The benchmark ten year government bond, the 7.59% 2026 bond is trading at three year low levels of 7.16%. The yield of 7.16% is significant as the ten year bond that was issued on the 20th of May 2013, saw a cut off of 7.16%. The 7.16% 2023 maturity bond went briefly to around 7.10% levels before climbing all the way up to 9.25% levels as the INR depreciated to record lows against the USD in August 2013 prompting the RBI to hike rates and tighten liquidity. Chart 1 shows the movement in yields on 7.16% 2023 bond since the time it was issued in May 2013. The bond is currently trading at yields of 7.16%.
The current benchmark bond, the 7.59% 2026 bond has had a less volatile time since the time it was issued in January 2016, with yields touching highs of around 7.90% before dropping to current levels of 7.16%. Where will the yields go from here and what can potentially be the floor for the yield on this bond?
The factors driving the yield on the ten year bond are positive. The GST bill could be passed in this session of the parliament and that would be highly positive for the government to achieve its stated fiscal deficit target of 3% of GDP over the next couple of years. Inflation expectations are coming off on the back of good monsoons this year and oil prices staying at below USD 50/bbl is also contributing to inflation being kept on hold.

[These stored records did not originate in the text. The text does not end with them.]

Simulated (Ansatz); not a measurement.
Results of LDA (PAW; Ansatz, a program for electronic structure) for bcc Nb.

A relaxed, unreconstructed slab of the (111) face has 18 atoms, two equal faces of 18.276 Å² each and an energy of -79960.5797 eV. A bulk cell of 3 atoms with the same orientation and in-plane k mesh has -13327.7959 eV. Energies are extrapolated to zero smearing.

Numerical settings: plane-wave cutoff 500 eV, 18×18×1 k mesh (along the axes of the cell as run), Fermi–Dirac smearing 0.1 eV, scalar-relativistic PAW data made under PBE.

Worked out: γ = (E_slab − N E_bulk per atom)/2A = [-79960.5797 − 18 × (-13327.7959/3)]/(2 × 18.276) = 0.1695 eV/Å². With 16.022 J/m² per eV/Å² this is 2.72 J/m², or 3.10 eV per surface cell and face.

Markets would expect RBI to maintain a soft policy stance in its upcoming policy review and even if rates are not cut in August, signal would be more rate cuts ahead. The negative rates followed by ECB and BOJ coupled with Fed going slow on rate hikes will prompt the RBI to maintain an easy stance given potential dangers to the global economy on the back of Brexit.
The yield on the 7.59% 2026 bond is likely to go down to 7%, where it will pause to reflect on further economic data. The floor could be 7% or marginally below 7% for the bond yield though on rate cuts, if it happens in August, the bond yield could rise from lows on profit taking.
The government bond market saw bond yields falling last week on rate cut expectations. The 8.27% 2020 bond yield fell 5bps to close at 6.99% levels while the 7.59% 2026 bond yield closed down 9bps at 7.16% levels. The 7.88% 2030 bond yield closed down 13bps at 7.26% levels while the 8.13% 2045 bond yield closed down 16bps at 7.38% levels. Government bond yields will fall further on rate cut expectations.
OIS market saw one year OIS yields close flat and five year OIS yields close up by 7bps week on week. One year OIS yield closed at 6.50% while five year OIS yield closed at 6.49%. OIS yields will stay soft on easy liquidity conditions and on rate cut expectations.
Benchmark AAA corporate bond yields closed down last week. Three year bond yields closed down by 8bps at 7.53% levels with spreads down by 4bps at 51bps levels. Five year bond yields closed down by 10bps at 7.58% with spreads down by 3bps at 41bps levels while ten year bond yields closed down by 9bps at 7.86% with spreads flat at 57bps levels. Corporate bond yields will fall on rate cut expectations.
System liquidity as measured by bids for Repo, Reverse Repo, Term Repo and Term Reverse Repo in the LAF (Liquidity Adjustment Facility) auctions of the RBI and drawdown from Standing Facilities (MSF or Marginal Standing Facility and Export Credit Refinance) was in surplus of Rs 274 billion as of 29th July. The surplus was Rs 27 billion in the week previous to last. Government surplus was zero last week. Liquidity will stay easy on government spending.